Word-Of-the-Week #611: Self-compassion

April 21, 2016 by  

Self-compassion extending compassion to one’s self in instances of perceived inadequacy, failure, or general suffering.

How well do you handle failure? Do you tend to be over critical of a shortcoming? How would you rate your overall satisfaction with your life?

This week’s WOW comes from long time friend, subscriber, and sister Lurene. She wrote, “I also like self-compassion” in response to last week’s self-respect. When I asked her what that meant to her she said, “That I finally know, that I am enough – more than enough, for everyone in my life including myself.”

So with a little research I found Kristin Neff, Ph.D. who is widely recognized as one of the world’s leading experts on self-compassion, being the first one to operationally define and measure the construct over a decade ago.

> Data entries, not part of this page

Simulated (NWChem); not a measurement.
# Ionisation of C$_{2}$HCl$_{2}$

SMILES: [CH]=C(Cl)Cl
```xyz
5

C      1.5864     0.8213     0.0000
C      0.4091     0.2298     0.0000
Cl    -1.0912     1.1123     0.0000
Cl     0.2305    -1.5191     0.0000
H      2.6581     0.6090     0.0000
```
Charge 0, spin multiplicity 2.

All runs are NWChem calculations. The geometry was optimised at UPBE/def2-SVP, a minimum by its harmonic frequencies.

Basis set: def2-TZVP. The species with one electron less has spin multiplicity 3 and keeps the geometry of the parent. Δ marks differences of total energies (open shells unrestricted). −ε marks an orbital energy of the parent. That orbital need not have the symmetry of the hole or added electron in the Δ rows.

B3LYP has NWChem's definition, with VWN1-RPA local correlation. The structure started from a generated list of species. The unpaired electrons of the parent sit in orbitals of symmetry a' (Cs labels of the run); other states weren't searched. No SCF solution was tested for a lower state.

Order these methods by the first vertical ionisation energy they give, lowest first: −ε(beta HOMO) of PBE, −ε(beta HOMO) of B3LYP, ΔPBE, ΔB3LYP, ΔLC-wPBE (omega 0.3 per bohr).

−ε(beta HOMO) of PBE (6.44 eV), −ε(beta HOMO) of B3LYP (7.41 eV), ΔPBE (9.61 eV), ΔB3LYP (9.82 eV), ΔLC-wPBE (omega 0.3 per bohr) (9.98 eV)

“She has defined self-compassion as being composed of three main components – self-kindness, common humanity, and mindfulness.

  • Self-kindness: Self-compassion entails being warm towards oneself when encountering pain and personal shortcomings, rather than ignoring them or hurting oneself with self-criticism.
  • Common humanity: Self-compassion also involves recognizing that suffering and personal failure is part of the shared human experience.
  • Mindfulness: Self-compassion requires taking a balanced approach to one’s negative emotions so that feelings are neither suppressed nor exaggerated. Negative thoughts and emotions are observed with openness, so that they are held in mindful awareness. Mindfulness is a non-judgmental, receptive mind state in which individuals observe their thoughts and feelings as they are, without trying to suppress or deny them. Conversely, mindfulness requires that one not be “over-identified” with mental or emotional phenomena, so that one suffers aversive reactions. This latter type of response involves narrowly focusing and ruminating on one’s negative emotions.

a self-compassion-quote

Research indicates that self-compassionate individuals experience greater psychological health than those who lack self-compassion. For example, self-compassion is positively associated with life-satisfaction, wisdom, happiness, optimism, curiosity, learning goals, social connectedness, personal responsibility, and emotional resilience. At the same time, it is negatively associated with self-criticism, depression, anxiety, rumination, thought suppression, perfectionism, and disordered eating attitudes.

Although psychologists extolled the benefits of self-esteem for many years, recent research has exposed costs associated with the pursuit of high self-esteem, including narcissism, distorted self-perceptions, contingent and/or unstable self-worth, as well as anger and violence toward those who threaten the ego.

It appears that self-compassion offers the same mental health benefits as self-esteem, but with fewer of its drawbacks such as narcissism, ego-defensive anger, inaccurate self-perceptions, self-worth contingency, or social comparison.”

This week’s focus is on self-compassion. Are you as kind to yourself as you are to others? Do you feel that you have more problems than others? Do you try to suppress negative emotions? Are you enough – for everyone in your life including yourself?